WOODLAND — The City Council on Monday stood firm in its opposition to Blooms to Brews, declining to even vote on a request to reconsider permits for the notable marathon race next year.

“I’d like to apologize on behalf of myself and all involved … for any lack of respect or courtesy we have shown,” organizer Elba Benzler told the council Monday evening. “We have somehow let you down, and I am asking for a chance to make it right.”

He noted that the event brings hotel and retail revenue into the city, including one convenience store alone drawing in an extra $1,500 the weekend of the event. And he asked the council to “help us understand” where his team went wrong in not following traffic control plans or improperly closing roads. Several citizens also asked the council to give Benzler another chance.

“It’s the only reason I ever come to Woodland, Washington, and I would like to continue doing that,” Milwaukie, Ore., resident Ted Welty said.

Blooms to Brews features races from a 5K to a marathon and has occurred every April in Woodland since 2013. It is a qualifying marathon for those seeking to compete in the Boston Marathon, and this year it drew in nearly 1,500 competitors and about 500 spectators, Benzler said last week.

The council originally declined to reinstate the event in its June 3 meeting. Mayor Will Finn, citing years of traffic snarls, citizen complaints and inadequate clean-up, recommended the council deny Benzler from holding the event in 2020 and going forward.
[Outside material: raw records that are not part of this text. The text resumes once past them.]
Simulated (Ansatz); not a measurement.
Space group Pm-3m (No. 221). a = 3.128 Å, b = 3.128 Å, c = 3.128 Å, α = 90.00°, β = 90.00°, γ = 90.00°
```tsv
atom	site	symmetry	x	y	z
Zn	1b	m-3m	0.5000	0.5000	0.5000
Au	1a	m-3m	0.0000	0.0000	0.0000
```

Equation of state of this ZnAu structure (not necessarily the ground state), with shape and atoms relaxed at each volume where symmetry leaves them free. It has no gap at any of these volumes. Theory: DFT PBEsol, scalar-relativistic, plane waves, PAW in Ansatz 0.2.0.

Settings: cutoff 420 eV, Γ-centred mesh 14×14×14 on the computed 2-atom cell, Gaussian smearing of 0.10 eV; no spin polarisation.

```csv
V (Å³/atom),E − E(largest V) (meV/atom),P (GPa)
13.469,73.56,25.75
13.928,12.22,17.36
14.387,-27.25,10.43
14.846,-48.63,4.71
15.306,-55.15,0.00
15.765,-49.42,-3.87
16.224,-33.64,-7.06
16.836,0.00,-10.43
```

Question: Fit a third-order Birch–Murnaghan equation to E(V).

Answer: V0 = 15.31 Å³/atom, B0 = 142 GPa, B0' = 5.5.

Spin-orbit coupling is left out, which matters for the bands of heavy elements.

Council member Benjamin Fredericks said there was no support among council members to bring the event back.

“It went through the initial application process, and it was denied,” Fredericks said. “In my mind, if I’m Mr. Benzler or that group, I would say, ‘Hey, I’ll resubmit an application and see if the process can be started over.’ ”

Finn said after the City Council meeting that while he appreciated the concerns of Benzler’s supporters and the spotlight the marathon brought to Woodland, he has “absolutely not” changed his mind.

“We tried to work with this gentlemen for year after year after year,” Finn said. “We’ve addressed the complaints. Every year we have a debrief, and we talk about the issues, and it’s always the same issues.”

Park Road, the main artery though Horseshoe Lake Park, was closed the Saturday before the event without prior planning, Finn said.

Benzler said Tuesday that he couldn’t have shut down the road since they held racer packet pickup there. At most, part of the road might have been closed for 30 minutes to assemble race equipment, Benzler said.

Finn also cited trash left behind and equipment left out three days after the event ended. Benzler said Tuesday that he wasn’t made aware of the problem and that the equipment rental company took responsibility for their delay in cleaning up. But Finn said city staff had called Benzler multiple times each day after the races to remind him the equipment was still there.

“He’s the event organizer,” Finn said. “He should have been here to make sure that equipment was gone.”

One way or another, communication broke down. Benzler said he was hearing some of these claims for the first time on Tuesday.

Finn said the city has “bent over backwards” to try to make the event successful, such as by giving Benzler’s organization thousands of advertising dollars through lodging tax money. And he questioned Benzler’s decision to choose the McMenamins Kalama Harbor Lodge — instead of a Woodland hotel — for the event’s host hotel in 2019.

“Why are you going to Kalama?” Finn said. “You’re using Kalama, but you’re using our dollars to advertise, taking your dollars to another community. … That’s not being a good partner. That’s just another example of the lack of partnership on their end. This was a one-sided deal.”

Benzler admitted that “hindsight is 2020” and said he should have worked harder to make a local businesses the host hotel.

This year was the final straw, Finn said.

“Is there going to be a little bit of loss, economically? Yes,” Finn said. “It’s one weekend. … There are other things that we can do.”

Benzler is holding out hope that the City will give him one last chance to reconcile their relationship. It would be “difficult, but not impossible” to move the event elsewhere, he said.

“I’m hopeful that they’re chewing on this information, and … at least one of them will say, I’d like to bring this back up again.”